With voters heading to the polls in countries around the world, 2024 has been dubbed the year of elections. While a recent change in the United States election will put a woman at the top of a major party ticket, a June presidential election just over the border in Mexico stood out. Earlier this summer, Claudia Sheinbaum Pardo was elected president of Mexico, shattering the political glass ceiling in North America. In second place came Xóchitl Gálvez Ruiz, another woman. Sheinbaum–in addition to perhaps being born a leader (and having a Nobel-prize winning brain)–and Gálvez are the product of an enabling environment–otherwise, how to explain the rise in women’s political leadership only in the second half of the 20th century? The first woman ever to be elected to the highest office (in this case, the office of prime minister) occurred in Ceylon (present-day Sri Lanka) in 1960.

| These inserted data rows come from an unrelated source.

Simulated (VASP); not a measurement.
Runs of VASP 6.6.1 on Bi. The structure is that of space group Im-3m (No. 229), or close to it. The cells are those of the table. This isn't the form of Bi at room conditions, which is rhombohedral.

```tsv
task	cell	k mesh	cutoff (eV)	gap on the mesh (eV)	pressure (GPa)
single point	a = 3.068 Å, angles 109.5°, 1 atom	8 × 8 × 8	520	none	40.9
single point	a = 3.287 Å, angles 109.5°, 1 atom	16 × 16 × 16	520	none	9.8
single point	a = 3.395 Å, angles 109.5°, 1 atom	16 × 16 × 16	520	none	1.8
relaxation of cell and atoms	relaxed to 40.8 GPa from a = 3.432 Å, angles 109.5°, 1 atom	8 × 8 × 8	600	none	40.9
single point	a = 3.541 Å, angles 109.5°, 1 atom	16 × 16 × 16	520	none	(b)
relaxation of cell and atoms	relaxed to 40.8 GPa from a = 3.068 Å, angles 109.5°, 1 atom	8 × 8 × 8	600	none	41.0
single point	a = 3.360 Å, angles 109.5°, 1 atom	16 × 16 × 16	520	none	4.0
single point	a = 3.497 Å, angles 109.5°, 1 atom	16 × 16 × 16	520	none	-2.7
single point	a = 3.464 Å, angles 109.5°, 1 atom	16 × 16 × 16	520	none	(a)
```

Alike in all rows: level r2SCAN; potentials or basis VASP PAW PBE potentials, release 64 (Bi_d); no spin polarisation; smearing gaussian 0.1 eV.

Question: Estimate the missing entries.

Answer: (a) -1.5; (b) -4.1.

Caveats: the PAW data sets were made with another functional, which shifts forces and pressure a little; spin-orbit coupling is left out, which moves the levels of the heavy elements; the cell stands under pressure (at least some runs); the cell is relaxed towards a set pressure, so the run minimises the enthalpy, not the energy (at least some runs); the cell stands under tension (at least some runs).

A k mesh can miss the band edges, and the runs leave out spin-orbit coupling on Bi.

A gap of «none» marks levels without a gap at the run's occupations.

This blog, part of CGD’s work on women’s leadership, focuses on political leaders and explores which conditions enable women’s leadership by contrasting Latin America and the Caribbean (LAC), a region that is ahead of most in women’s presence in politics, with Sub-Saharan Africa (SSA) that is currently some steps behind. The 42 countries in LAC have had a total of 26 women heads of state, presidents, or prime ministers (PMs), with seven incumbent women heads of government (including Sheinbaum who will assume office on October 1, 2024). The 48 countries in SSA have had a total of 16 women heads of state, presidents, or PMs, with four incumbent ones.[1] Women currently hold 36 percent of parliamentary seats in LAC and 27 percent in SSA. Countries in LAC also have a higher share of women cabinet ministers (Figure 1). We look at historical and structural factors as well as proximate facilitating conditions to characterize the enabling environment for the emergence of women political leaders.